After years of waiting through strokes, concussions and a series of unfortunate events, fantasy owners were treated to a relatively healthy season from Letang – and what a year it was. The defenseman carried Pittsburgh’s blue line, ranking seventh among NHL defenders in goals (16), second in assists (51) and third in points (67). Perhaps most impressively, Letang played in 71 games, his highest total since 2010-11. He finished fourth in Norris Trophy voting while averaging six minutes more of ice time (26:56) than any other Penguins player. The game will continue running through Letang’s stick for the foreseeable future, as he’s still only 28 years of age. Just keep in mind that his aggressive style of play – he registered 135 hits and 122 blocks – lends itself to injury.
Every year, Letang presents fantasy owners with a conundrum. When healthy, it's more than arguable that he's a top-three offensive defenseman in the NHL, but staying on the ice has been an issue for him throughout his career. Letang hasn't cleared 70 games in any of the last four seasons, although 2014-15 was in relative terms an iron-man year for him, as he missed "only" 13 contests to a groin injury and a concussion. He used that extra time on the ice to tie the previous season's career-high goal total (11) and set a new personal best in points (54), which will ensure that he's once again a high pick in fantasy drafts. With a fully healthy campaign, Letang seems a near-lock to clear 60 points and challenge for the Norris Trophy, but it seems more likely that one ailment or another will limit him to 60-odd games (in the best case), so he comes with a hefty side of risk.

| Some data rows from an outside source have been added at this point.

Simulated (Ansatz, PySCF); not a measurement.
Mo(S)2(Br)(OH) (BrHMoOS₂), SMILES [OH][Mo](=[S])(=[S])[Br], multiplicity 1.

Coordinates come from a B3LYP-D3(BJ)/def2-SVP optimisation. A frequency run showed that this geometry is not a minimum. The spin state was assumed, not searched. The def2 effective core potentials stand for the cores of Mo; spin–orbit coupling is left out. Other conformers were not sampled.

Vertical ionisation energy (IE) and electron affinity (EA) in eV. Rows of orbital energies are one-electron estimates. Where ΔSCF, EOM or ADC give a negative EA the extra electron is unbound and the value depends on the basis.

Few players carry the spectrum of potential fantasy point production that Letang does. The former Norris Trophy finalist was struck by stroke in January and the fact that he came back in the same season says a lot about the blueliner. Despite suiting up for only 37 games, Letang scored a career-high 11 goals while adding 11 assists. Assistant coach Jacques Martin attempted to thwart Letang's risk-taking style of play, but it's thought that no other player might benefit with a new regime in place than the 27-year-old defender. Given Pittsburgh's plethora of young blueliners in the pipeline and Letang's $58 million contract, it's possible that the organization trades him at the dealine. In any case, health will dictate Letang's performance - he has missed 89 out of the team's last 212 regular-season contests.
The Penguins have 58 million reasons to expect big things from Letang for the next seven years. After signing the offensive defenseman to a long extension, the team will look for Letang to produce from the back line and add maturity to his overall game. Despite missing 13 games, his 38 points (5G, 33A) tied PK Subban for most among all NHL defenders. With 80 points in his last 86 contests, there's little doubt Letang produces at an elite level when healthy. He's battled concussion and leg issues the past couple seasons, but there's no reason to expect any sort of fall off from the 26-year-old blueliner -- so long as he stays healthy.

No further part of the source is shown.